Hornstein and other ROTC students blame the prevalence of stereotypes for intensifying emotions during last April's debate over the presence of ROTC on campus.
The Undergraduate Council voted last spring to recommend that the Faculty of Arts and Sciences bring ROTC back to campus in order to make the program more accessible to ROTC students and to allow Army cadets to receive the full scholarships denied them because Harvard is not a host school.
The council resolution angered many Harvard students who argued that the ROTC program should not return to the Harvard campus because the armed forces do not allow gays into their ranks.

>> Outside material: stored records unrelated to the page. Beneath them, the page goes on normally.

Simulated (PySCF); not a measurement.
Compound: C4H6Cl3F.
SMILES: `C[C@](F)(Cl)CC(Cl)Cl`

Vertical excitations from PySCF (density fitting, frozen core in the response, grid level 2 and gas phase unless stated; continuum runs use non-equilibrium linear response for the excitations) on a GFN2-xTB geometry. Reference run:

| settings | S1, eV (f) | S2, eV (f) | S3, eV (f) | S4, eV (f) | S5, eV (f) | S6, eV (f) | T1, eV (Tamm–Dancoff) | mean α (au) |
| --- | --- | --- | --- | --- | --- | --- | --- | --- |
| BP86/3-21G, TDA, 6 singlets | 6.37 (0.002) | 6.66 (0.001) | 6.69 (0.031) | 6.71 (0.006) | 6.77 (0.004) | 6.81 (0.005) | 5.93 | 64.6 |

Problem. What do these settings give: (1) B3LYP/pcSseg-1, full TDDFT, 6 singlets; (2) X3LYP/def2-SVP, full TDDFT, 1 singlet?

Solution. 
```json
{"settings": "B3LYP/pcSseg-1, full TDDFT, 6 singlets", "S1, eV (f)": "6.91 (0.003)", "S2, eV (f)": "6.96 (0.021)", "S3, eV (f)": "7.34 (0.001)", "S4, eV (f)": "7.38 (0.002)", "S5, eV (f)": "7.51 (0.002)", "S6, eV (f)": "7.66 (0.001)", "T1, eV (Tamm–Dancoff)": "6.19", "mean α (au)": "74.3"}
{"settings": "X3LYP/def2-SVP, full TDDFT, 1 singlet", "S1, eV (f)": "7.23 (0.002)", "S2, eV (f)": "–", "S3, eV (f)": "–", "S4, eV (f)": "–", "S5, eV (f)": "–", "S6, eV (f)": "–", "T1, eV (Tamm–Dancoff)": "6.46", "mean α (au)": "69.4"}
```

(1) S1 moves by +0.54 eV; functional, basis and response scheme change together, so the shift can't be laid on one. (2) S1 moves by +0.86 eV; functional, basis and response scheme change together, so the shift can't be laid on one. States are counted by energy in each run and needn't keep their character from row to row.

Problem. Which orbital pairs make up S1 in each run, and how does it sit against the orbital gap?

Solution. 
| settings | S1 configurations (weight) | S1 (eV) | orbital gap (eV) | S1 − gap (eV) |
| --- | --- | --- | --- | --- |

The Council Reverses Its Decision
On April 30, 1989, after a week of emotional protests, the council reversed its initial decision. Citing its constitution, which requires the body to fight against discrimination on the basis of sexual orientation, the council voted not to call for the return of ROTC. The Faculty Council is currently debating whether to allow ROTC to use Harvard facilities.
The objections to ROTC were picked up at MIT last week, as 1500 students and faculty members signed a petition calling for the school to "sever all ties" with ROTC by 1994 if it continues to deny scholarships to gay students.
Harvard ROTC students say that the "personalized" atmosphere of last year's council debates exacerbated the problem of stereotypes by emphasizing notions of them as fringe militants.
"Contrary to what most people think, ROTCs are very much in the mainstream," Hornstein says, arguing that stereotypes still exist.
But as a result of the debate over ROTC, cadets and midshipmen say they were still forced to confront the issue of homosexuality in the armed forces by questioning their own values.
"I felt kind of hurt," Mancuso says of last year's controversy. "When you're committed to something and people react to it, you draw inward."
Mancuso says that he was forced to question his values and says he "does so continually." Though he had to "struggle," he says that he finally concluded that participating in ROTC was still "the right thing to do."
"It's never easy to accept the way the military...is set up," Mancuso says. "I continually question the role of the Army...but I'm not cynical about it."
But even while they contemplated the significance of their ROTC participation, virtually all ROTC students say their greatest comfort during the debates last year was their pride in the program.
Doherty said last year's controversy "made [him] proud to be doing ROTC."
"There was increasing morale among the Harvard students [in ROTC]," Doherty says. "We tended to pull together."